Building a Legacy Through Purpose, Leadership, and Service
- Feb 13
- 3 min read
By Krystle Phillips

Legacy, to me, is not a monument you build at the end of your life. It’s the trail of impact you leave every day, intentionally, quietly, and consistently, long before anyone calls it a legacy. I grew up in Trinidad, in a small community where resources were limited but resilience was abundant. That environment taught me early on that legacy isn’t built through titles or visibility, but through the lives you touch when no one is keeping score.
Today, as the founder of YES (Your Equipment Suppliers) and two additional brands serving entrepreneurs across the Caribbean and diaspora, I define my legacy in simple terms: access, opportunity, and upward mobility for people who were never supposed to have it.
My companies were never built to simply sell equipment or products. They exist to level the playing field for small and mid-sized founders. People with talent and ambition, but limited capital, little technical guidance, and no clear roadmap. For more than a decade, my work has been driven by one central question: How do I make it easier for someone else to rise than it was for me?
Every operational system, every training program, every after-sales support structure is tied back to that purpose. That is how I build my legacy—through service that outlives the transaction.

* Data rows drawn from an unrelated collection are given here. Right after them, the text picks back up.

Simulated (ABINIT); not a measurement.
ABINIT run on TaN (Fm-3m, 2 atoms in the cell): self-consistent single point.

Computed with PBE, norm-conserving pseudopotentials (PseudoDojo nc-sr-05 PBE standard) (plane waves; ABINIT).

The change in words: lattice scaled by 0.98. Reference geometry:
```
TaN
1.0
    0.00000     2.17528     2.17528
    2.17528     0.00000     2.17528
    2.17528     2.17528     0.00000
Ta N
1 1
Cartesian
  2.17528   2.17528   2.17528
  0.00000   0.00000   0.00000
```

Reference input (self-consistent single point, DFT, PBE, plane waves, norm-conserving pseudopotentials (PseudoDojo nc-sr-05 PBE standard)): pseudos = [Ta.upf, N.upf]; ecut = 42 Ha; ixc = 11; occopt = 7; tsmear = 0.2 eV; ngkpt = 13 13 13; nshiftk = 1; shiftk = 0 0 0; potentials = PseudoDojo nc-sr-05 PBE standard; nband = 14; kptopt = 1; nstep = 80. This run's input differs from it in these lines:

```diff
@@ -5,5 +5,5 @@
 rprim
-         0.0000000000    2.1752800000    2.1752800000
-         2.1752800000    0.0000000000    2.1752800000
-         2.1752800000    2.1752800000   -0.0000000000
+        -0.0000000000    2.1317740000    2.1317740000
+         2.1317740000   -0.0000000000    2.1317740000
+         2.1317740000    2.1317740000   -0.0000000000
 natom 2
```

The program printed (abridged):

A turning point in my life reshaped not only how I lead, but who I lead for. Several years ago, while running multiple companies, I became the full-time caregiver for my mother. Overnight, the identity I had built, strong, independent, relentlessly capable, collided with the reality of caregiving, burnout, and emotional exhaustion. It forced me to confront questions I had long avoided: What does leadership look like when you can’t hold everything together? What happens when strength stops working?
One day, in the middle of that season, someone casually asked how business was going. For the first time, I didn’t default to a polished answer. I said, “I’m barely holding it together.” That honesty cracked something open. I realized leadership isn’t about holding the world up alone. It’s about allowing others to hold pieces of it with you.
That realization changed everything: how I built my team, how I designed systems, and how I showed up for the entrepreneurs who trusted my companies for guidance.
Caregiving taught me a leadership principle that now shapes every decision I make: you cannot pour into others from a place of depletion. Sustainable service requires sustainable structure. From that point forward, I stopped romanticizing silent strength and began building businesses rooted in clarity, support, and shared responsibility.
Sustainable, values-driven leadership, in my experience, rests on three core principles.
First, purpose must precede profit.
When your mission is clear and your values are non-negotiable, profit becomes a by-product of trust. People can feel the difference between a company that sells to them and one that walks with them.
Second, systems protect what passion builds.
Burnout happens when purpose has no infrastructure. Legacy cannot depend on one person’s energy; it must be supported by processes, documentation, and teams that allow impact to scale beyond the founder.
Third, leadership is service with boundaries.
Availability is not effectiveness. Clear expectations, communication, and boundaries don’t weaken leadership. They strengthen it. When leaders protect their energy, they create healthier cultures and more resilient teams.

Today, the entrepreneurs we support are not just customers; they are future legacy builders themselves. Every time someone uses our guidance to open a shop, expand a menu, hire their first employee, or gain confidence in their craft, that is legacy, not mine alone, but ours.
I’m building a legacy that says this: a Caribbean woman chose to lead with purpose, built access where none existed, and helped thousands rise without losing themselves in the process.
That is the story I intend to leave behind.